Significantly, because technology is moving so fast, professionals and managers need to hone their “problem-solving skills versus language-specific skills,” Saker advises. “IT professionals should focus on learning, disrupting the status quo, and continuing to gain skills across different domains that interest them. This type of professional, with an innate curiosity and an aptitude to grow as a leader and influencer, is the one that will be able to face tomorrow’s toughest challenges head-on.” 

All technology professionals should have deep analytic skills to support their business skills as well. “There is a tremendous shortage of people with solid mathematical skills, often understated as a valuable skill in IT,” says Moody. “Besides being the cornerstone of programming algorithms; skills and practice with mathematics promotes strong analytical thinking in architectural design, problem solving, testing, and performance benchmarking.  Security and risk analysis benefit greatly from solid mathematical analysis.  Such skills provide a tremendous general toolset to the IT professional which will separate them from the rest of the IT crowd.” 

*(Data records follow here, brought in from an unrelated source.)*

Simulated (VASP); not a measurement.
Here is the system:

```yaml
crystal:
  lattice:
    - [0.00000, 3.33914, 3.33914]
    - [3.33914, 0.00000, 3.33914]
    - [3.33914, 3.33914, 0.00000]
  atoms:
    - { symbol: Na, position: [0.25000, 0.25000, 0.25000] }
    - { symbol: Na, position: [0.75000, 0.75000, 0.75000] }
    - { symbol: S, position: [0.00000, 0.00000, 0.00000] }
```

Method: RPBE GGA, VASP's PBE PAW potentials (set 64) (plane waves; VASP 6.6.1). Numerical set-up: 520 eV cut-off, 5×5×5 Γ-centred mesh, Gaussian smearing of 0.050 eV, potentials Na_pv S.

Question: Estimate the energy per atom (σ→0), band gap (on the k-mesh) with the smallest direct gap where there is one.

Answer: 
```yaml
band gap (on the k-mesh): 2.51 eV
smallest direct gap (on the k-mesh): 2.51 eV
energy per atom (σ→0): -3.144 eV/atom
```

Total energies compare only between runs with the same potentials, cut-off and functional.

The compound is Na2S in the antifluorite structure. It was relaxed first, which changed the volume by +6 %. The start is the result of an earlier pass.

Analysis is a powerful area of opportunity for tech professionals, Vaidyanathan agrees. “Each and every day, more data is flooding into the enterprise, creating a number of opportunities to do more with data analysis, building new machine learning and AI modelling capabilities, and creating new actions and workflows that use data creatively to drive action. Previously, value was found largely in writing code to make something work — but that expectation is changing very fast.”